The simplest way to create a scatterplot is to directly graph two variables using the default settings. In R, this can be achieved using the formula plot(VARX, VARY) function, where VARX is the variable to plot along the x-axis and VARY is the variable to plot along the y-axis. I will also add the ggplot2 version for the scatterplot. Let’s look at the relationship between education and income.

# Picture of the relationship between education and income
plot(subset.data$education, subset.data$income, xlab = "Education", ylab = "Income", pch = 16, col = "blue",
     main = " Scatterplot of Education vs. Income") 

# Same plot nicely done with ggplot2
ggplot(subset.data) +
  geom_point(aes(x = education, y = income), col = 'blue', size = 3) +
  ggtitle("Education vs. Income Scatterplot") +
  theme(plot.title = element_text(hjust = 0.5))

From the output, we see that as the average of years of education and income are positively related. That is higher education is rewarded by higher income. The scatterplot also displays the presence of potential outliers. We can further expand our visual analysis by calculating the slope and intercept of line of best fit.

# Calculate slope and intercept of line of best fit
coef(lm(income ~ education, data = subset.data))
(Intercept)   education 
 -2853.5856    898.8128 

We will use geom_abline() function to add the intercept avlue and estimated coefficient of education to our plot.

# Adding a line of best fit; intercept and slope
ggplot(subset.data) +
  
  geom_point(aes(x = education, y = income), col = "blue", size = 3) +
  
  geom_abline(aes(intercept = -2853, slope = 899), col = "darkred") +
  
  ggtitle("Education vs. Income Scatterplot With The Best Fit Line") +
  
  theme(plot.title = element_text(hjust = 0.5))

We can use our original Prestige dataset to display the income by types of occupation. In our dataset, we have type, a factor variable, that refers to three occupational levels: bc for Blue Collar; prof for Professional, Managerial, and Technical; and wc for White Collar. Let’s construct a bar plot for this categorial variable.
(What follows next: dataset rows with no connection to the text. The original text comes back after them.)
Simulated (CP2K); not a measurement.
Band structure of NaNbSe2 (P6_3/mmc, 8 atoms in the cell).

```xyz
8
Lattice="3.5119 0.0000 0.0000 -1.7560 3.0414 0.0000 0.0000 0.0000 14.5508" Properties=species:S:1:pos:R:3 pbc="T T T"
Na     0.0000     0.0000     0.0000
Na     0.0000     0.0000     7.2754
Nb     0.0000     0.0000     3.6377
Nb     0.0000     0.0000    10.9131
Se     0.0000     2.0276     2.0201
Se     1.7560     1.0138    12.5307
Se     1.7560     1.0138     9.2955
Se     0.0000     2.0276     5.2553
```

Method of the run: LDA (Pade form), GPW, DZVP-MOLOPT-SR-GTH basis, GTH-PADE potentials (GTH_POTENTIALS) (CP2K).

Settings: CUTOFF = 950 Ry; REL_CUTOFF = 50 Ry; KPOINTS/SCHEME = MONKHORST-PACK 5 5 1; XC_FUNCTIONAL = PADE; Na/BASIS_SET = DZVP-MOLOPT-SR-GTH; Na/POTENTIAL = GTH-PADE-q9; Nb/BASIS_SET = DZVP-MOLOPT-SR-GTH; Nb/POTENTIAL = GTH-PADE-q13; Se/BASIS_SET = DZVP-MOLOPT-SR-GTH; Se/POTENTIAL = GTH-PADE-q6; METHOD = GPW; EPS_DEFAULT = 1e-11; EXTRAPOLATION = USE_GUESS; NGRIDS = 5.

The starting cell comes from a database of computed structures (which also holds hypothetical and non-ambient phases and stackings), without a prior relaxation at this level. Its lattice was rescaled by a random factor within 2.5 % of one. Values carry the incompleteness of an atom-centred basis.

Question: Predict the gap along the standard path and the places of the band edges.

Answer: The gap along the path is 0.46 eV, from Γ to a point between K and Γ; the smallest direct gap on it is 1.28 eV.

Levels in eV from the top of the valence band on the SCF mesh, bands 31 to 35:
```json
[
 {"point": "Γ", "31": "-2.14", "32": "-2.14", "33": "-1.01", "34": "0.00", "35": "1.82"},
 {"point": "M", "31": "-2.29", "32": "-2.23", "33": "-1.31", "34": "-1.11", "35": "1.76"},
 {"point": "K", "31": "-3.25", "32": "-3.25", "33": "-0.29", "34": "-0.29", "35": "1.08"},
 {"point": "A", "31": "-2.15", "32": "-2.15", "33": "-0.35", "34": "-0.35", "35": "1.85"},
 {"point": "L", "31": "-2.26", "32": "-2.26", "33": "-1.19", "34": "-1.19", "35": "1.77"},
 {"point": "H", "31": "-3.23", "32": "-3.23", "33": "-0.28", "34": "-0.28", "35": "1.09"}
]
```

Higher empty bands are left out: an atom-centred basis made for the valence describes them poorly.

# Easy way to do it using the plot() function
plot(Prestige$type, main = "Bar Plot of Occupational Types", col = "cyan", ylab = "COUNT")

The output demonstrates that there are more blue collar workers in the survey than any other occupational groups. That may explain the disproportional distribution of income.

# Same plot using ggplot2
ggplot(Prestige) +
  
  geom_bar(aes(x = type)) +
  
  ggtitle("Count of Incumbents' Occupation") +
  
  theme(plot.title = element_text(hjust = 0.5))

We clearly see the difference between the two plots. The first one doesn’t take into account NAs occupation type, but the second plot using ggplot takes into account the NAs. Moving forward, we are going to plot income against types of occupations and add labels to these occupations. We are going to install a useful package called ggrepel that labels the scatterplot’s points.

ggplot(Prestige, aes(x = education, y = income)) +
  
  geom_text(aes(label = type), size = 4) +
  
   ggtitle("Scatterplot With Data Labels") +
  
  theme(plot.title = element_text(hjust = 0.5))

From the output, we see that Professionals have higher average years of education and earn higher income than other groups. Blue collars have less average years of education and are in the lower bounds of income.

# Using ggrepel to come up with the same plot
install.packages("ggrepel")
Installing package into <U+393C><U+3E31>C:/Users/pkolo/Documents/R/win-library/3.3<U+393C><U+3E32>
(as <U+393C><U+3E31>lib<U+393C><U+3E32> is unspecified)
trying URL 'https://cran.rstudio.com/bin/windows/contrib/3.3/ggrepel_0.6.5.zip'
Content type 'application/zip' length 936513 bytes (914 KB)
downloaded 914 KB
package ‘ggrepel’ successfully unpacked and MD5 sums checked

The downloaded binary packages are in
    C:\Users\pkolo\AppData\Local\Temp\RtmpCw3QNq\downloaded_packages
library(ggrepel)
ggplot(Prestige, mapping = aes(x = education, y = income)) +
  
  geom_point() +
  
  geom_text_repel(aes(label = type), size = 4) +
  
  ggtitle("Scatterpot With Data Points and Labels") +
  
  theme(plot.title = element_text(hjust = 0.5))

We can map variables to other variables as well.

ggplot(Prestige, mapping = aes(x = education, y = income)) +
  
  geom_point(aes(color = prestige, shape = type)) +
  
  ggtitle("Education vs. Income Scatterpot Per Prestige and Type") +
  
  theme(plot.title = element_text(hjust = 0.5))

In this output we map income and education with type and prestige. The output demonstrates that blue collars and white collar workers have low prestige scores, compared to professional. Income and levels of education seem to explain these trends.